The Bank of England has also announced that the £20 note will follow the £5 and £10 in switching to polymer, and a competitive tender for the supply of the polymer substrate for the new £20 should be underway by the end of the year.
Addressing this week’s Follow the Cash conference at the University of the West of England in Bristol, Bank of England chief cashier and director of notes Victoria Cleland, said: “We have made good progress in designing the new notes, and our printing partner De La Rue will start mass producing the new £5 this month on the polymer supplied by Innovia Films.”
The Bank is planning a phased introduction of the new-style banknotes, and is working closely with the cash industry and cash supply chain via a number of working groups.
Training materials for banks and retail staff, along with a public information campaign, will precede issuance.
The polymer £5 is set to go into circulation in the autumn of next year, the £10 will follow a year later in 2017, with the £20 “expected to launch in the next three-to-five years”.
That leaves just one remaining paper note, the £50, which is not in such widespread circulation as the other denominations. A Bank of England spokeswoman said no decision had been taken yet regarding the £50, and any new issuance was likely to be “quite a way off”.
There are some 3.2bn Bank of England banknotes currently in circulation, with a total value of more than £60bn. The £20 is by far the most widely-used, with more than 1.9bn in circulation, followed by the £10 (737m notes), £5 (320m) and £50 (236m).
Cleland said the polymer notes would deliver “a leap forward in counterfeit resilience” thanks to sophisticated security features and the ability to include complex windows in the design.

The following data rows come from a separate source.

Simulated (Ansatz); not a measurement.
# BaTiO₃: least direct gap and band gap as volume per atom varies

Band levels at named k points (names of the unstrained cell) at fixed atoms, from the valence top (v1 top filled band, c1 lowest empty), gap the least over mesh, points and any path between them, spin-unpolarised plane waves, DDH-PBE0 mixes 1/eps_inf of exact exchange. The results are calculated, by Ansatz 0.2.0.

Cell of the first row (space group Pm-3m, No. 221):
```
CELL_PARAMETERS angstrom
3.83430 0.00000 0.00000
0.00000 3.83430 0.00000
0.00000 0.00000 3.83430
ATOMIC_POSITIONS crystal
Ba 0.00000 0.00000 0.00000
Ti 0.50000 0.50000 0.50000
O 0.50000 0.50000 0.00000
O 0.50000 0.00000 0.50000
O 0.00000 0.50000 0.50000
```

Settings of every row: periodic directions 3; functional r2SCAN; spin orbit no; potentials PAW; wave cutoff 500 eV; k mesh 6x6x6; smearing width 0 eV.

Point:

The Bank removed 430,000 counterfeit notes from the cash cycle last year.
The process of deciding on the next character to be featured on the upcoming redesign of the £20 is also well underway. Members of the public were invited to nominate visual artists “who have helped shape British thought, innovation, leadership, values and society” for consideration.
William Caxton, the first English printer; typographer Stanley Morison, the creator of Times New Roman; and letter cutter David Kindersley appear on the longlist of nominees, which will now be whittled down to a shortlist of three-to-five names ahead of a final decision next spring.
Sir Winston Churchill will be on the new £5 note, and Jane Austen will feature on the upcoming £10 design.